~*me*~
i live my life the way a girl should :)

Saturday, August 25, 2007

well

sorry that i need to vent. i mean, i just really have to.

so i was talking to paola a couple of nights ago. it was after brendan left and i cried like no other. so we talked and we talked. she tried to make me feel better by saying all these things "magkikita pa naman kayo eh" and stuff like that.. but at one point she like asked me stuff. one of her questions: "may thing ba kayo?"

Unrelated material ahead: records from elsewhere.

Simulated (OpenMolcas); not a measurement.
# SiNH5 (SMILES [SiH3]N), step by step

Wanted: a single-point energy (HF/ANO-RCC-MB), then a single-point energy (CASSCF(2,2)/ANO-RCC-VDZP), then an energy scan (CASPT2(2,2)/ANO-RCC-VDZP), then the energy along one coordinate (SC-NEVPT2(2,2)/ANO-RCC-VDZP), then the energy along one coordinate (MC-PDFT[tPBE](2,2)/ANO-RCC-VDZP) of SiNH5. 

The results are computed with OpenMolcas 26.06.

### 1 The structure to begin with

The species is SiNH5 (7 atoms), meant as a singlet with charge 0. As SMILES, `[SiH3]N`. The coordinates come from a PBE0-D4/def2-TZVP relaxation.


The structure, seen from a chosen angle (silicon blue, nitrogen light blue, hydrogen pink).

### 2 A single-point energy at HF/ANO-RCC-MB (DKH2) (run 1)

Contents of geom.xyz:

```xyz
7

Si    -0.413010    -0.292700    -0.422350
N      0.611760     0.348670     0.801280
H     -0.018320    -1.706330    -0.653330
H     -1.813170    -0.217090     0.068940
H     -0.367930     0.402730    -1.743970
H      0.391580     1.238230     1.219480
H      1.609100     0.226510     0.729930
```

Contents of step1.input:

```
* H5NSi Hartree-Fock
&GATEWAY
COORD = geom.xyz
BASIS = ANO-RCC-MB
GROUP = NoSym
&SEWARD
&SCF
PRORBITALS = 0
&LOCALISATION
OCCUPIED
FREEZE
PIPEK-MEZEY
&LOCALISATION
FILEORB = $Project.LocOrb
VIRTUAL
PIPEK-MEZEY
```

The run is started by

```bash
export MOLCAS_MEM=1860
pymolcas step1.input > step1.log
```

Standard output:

um, wala? idk it feels like there's something there but i dont want to entertain it again. i mean, i already did once and well, look at what happened. kaya ayoko na i-entertain again. the feelings will be uncontrollable once na ipasok ko nanaman sa mind ko na "baka" may thing. baka this time around, hindi ko na kayanin. then paola was like "mukhang bagay" i was like uhh what the fuck? i was like "bakit?" and she said "kasi parang may chemistry" :(

how sad kasi everyone thinks that. parang even our teachers in our class.. as in all of our teachers in that class think we'd be good together. pati na nga ung sub namin si mr. flinn eh. whenever we'd see each other in the hallway he'd be like "how's brendan?" umm idk? im not his girlfriend? and all my friends think we'd be good together and stuff. pero how sayang. we never even tried.

well, idk i guess we already "tried" but it really wasnt meant to be? like.. i guess the whole christmas break.. it was our time. trying time. tapos it just failed horribly? ayay. oh well. whatever.

i guess i'll just go up to state and find out, huh?